NEWS - Work Force & Career Development

SBJ Staff Report

June 13, 2011 – President Barack Obama announced support last week for the goal to credential a half million community college students over the next five years with skills certifications designed to help build the educated and skilled workforce U.S. manufacturers need to successfully compete in the 21st century economy.

He cited the Manufacturing Institute’s National Association of Manufacturers (NAM)-endorsed Skills Certification System as a national solution. At the foundation of this system is ACT’s National Career Readiness Certificate, a gateway credential to the overall Skills Certification System.

The National Career Readiness Certificate is a widely recognized credential designed to validate the skills needed to succeed in all sectors of the manufacturing industry with the process managed by a the nonprofit arm of the NAM.

Obama traveled to Northern Virginia Community College with manufacturing leaders to explain the initiative. In many industrialized countries, students train for a specific industry versus a general, liberal arts education, with a focus on technical educations.

The concept is to build a career pathway for a student toward an occupation-specific certifications.

“The growth of our economy can happen only if the education and skills of our workforce also grow,” said leaders from the manufacturing sector traveling with the president.

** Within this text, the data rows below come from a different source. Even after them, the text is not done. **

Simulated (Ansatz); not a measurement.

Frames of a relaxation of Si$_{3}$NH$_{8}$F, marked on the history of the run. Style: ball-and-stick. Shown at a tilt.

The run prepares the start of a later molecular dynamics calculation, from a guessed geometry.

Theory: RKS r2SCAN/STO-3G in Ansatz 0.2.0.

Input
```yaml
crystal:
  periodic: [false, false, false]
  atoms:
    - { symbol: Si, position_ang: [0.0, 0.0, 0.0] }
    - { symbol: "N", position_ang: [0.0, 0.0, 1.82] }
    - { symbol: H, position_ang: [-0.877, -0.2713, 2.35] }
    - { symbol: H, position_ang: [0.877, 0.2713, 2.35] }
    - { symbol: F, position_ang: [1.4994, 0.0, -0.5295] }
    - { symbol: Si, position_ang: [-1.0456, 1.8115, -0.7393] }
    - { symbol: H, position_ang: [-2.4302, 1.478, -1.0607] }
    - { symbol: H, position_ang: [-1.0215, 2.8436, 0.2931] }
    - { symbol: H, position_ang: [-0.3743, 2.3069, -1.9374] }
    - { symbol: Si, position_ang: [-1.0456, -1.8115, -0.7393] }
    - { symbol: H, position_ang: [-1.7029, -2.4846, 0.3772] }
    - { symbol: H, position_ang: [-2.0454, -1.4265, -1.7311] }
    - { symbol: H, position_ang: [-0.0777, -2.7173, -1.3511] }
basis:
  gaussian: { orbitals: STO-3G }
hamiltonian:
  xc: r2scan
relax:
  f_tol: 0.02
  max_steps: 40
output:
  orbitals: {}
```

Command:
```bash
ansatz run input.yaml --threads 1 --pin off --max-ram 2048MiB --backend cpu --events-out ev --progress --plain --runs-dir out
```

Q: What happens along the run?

In 2010, more than 457,000 individuals earned a registered National Career Readiness Certificate and many thousands more earned a Career Readiness Certificate from a state or regional program using the same ACT assessments and based on the same standards as the National Career Readiness Certificate.

More than 1,200 community and technical colleges across the nation are already equipped to administer the three WorkKeys® assessments that power the National Career Readiness Certificate. Many of these institutions also offer ACT’s KeyTrain® curriculum of online tutorials and skill-building software. In total, there are more than 5,000 locations where the proctored assessments can be administered to those seeking documentation of their essential workplace skills.

In January 2011, ACT released a report proposing that the U.S. needed to intensify national efforts to improve and validate the skills of the current and prospective workforce in order to correct the mismatch between skill demand and supply.

Entitled “Breaking New Ground: Building a National Workforce Skills Credentialing System,” the report provides a framework for discussion among educators, employers, workforce development officials and other key stakeholders. In the report, ACT states that community colleges are uniquely positioned to play a central role in fulfilling the training, education, guidance, assessment and certification functions required to sustain a national workforce credentialing system. Community colleges in particular touch many of the individuals who are restarting their educational journey in search of a degree or certificate; as such, community colleges will be the linchpins of the national workforce credentialing system.